Friday, July 8, 2011

Blaming Jordan Spieth

I turned 40 today.

I don't feel any older ... but that's probably because I've been feeling old for a while now.

I blame Jordan Spieth.

Jordan Spieth, '09 U.S. Junior Am Champ
I've been covering Jordan -- the teenager from Dallas who won the 2009 U.S. Junior Amateur, finished in the top-20 in the PGA Tour's 2010 HP Byron Nelson Championship and who made a run at a top-25 finish again there this year -- for more than three years now. I first saw him play at a 2009 AJGA event at Carlton Woods in The Woodlands.

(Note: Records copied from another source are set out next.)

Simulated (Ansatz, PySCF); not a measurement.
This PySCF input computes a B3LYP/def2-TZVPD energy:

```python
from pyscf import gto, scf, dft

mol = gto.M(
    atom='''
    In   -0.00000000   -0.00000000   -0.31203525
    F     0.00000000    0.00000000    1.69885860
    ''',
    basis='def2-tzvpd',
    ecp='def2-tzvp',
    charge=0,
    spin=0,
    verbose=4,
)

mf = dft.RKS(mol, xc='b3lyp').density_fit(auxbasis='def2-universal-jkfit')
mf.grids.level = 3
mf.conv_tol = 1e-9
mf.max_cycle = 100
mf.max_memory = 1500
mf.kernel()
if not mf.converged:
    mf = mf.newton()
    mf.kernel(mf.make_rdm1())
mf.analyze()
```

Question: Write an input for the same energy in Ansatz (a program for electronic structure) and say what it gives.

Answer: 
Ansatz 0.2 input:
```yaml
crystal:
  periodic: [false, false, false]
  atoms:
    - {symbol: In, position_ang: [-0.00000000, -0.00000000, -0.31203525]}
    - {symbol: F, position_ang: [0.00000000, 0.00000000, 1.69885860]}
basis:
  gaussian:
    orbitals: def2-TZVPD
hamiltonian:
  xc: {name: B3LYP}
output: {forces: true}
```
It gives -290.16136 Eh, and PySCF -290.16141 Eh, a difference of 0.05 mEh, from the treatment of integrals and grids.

He was 14 or 15 years old back then, and he had serious game. Skinny as a rail but flexible as rubber, he pounded the ball 280+ and seemed to have almost complete control of his irons. Plus he made nearly every putt he looked at that weekend.

It wasn't his golf game that stuck with me in the weeks that followed, however. What really impressed me that first time I covered him was his composure. He lost in a playoff that year, so he had to be upset about it.

A couple minutes after the playoff ended, he sat on stone wall near the 18th green at the beautiful Jack Nicklaus Course at Carlton Woods and answered questions from a couple reporters. He was polite, thoughtful and very humble. He congratulated the kid who beat him and said he'd only work harder to win next year. (He finished 2nd again in 2010 but closed out his AJGA career by winning the HP Boys Championship at Carlton Woods in Feburary of this year.)

Not too long after that first interview, I saw him again and asked him to start writing a bi-monthly junior golf column for DFW Links and Houston Links magazines. We did that column together for two years, and it always was fun for me to talk with him, pick his brain and push him to write introspectively about his life, golf, school and whatever else was on his mind.

Spieth gained rock star status at the 2010 Nelson Championship
What bugged me about him -- and still does -- was that he always called me "Mr. Button" when we talked.

That REALLY made me feel old. I hated it, and I still do.

I really don't blame Jordan (well, maybe a little bit). He's such a well-mannered kid, and he is just trying to be respectful ... to his elders. It's an admirable quality. I get that. I just don't like the implication. Which is: I'm old.

It's easy to see he was raised by great parents. His mom, Chris, and father, Shawn, are shining examples of how to raise any child, regardless of atheltic talent.

Still, the fact that Jordan always refers me to Mr. Button ticks me off. I'd tell him time and again to call me Mark, and he would say, "Yes, sir."

Then the next time I saw him, it was: "Hey, Mr. Button."

Mr. Button is my dad.

All of this came back to mind yesterday when I was editing Texas Golf Association president Rob Addington's monthly column for our magazines. Rob wrote about the HP Byron Nelson Junior (which Jordan won three straight times from 2008-2010), and he commented how golf produces such well-mannered, respectful kids who turn into responsible young adults. Rob wrote that he, too, was bugged by the fact that those juniors call him "Mr. Addington" and not "Rob."

So it was nice to know that I'm not the only one who feels old today.

(Sorry, Mr. Addington, errr, I mean, Rob.)

Thanks for reading. Hope everyone has a great weekend.

- Mark Button, Texas Links Magazines


  1. Dude, really...he is very well mannered and leave it at that...he does turn older the same day I do (July 27), except he turns 19 and I turn 40...suck it up you have a long way to go;) Mr. Button... It's respect brother and you deserve it.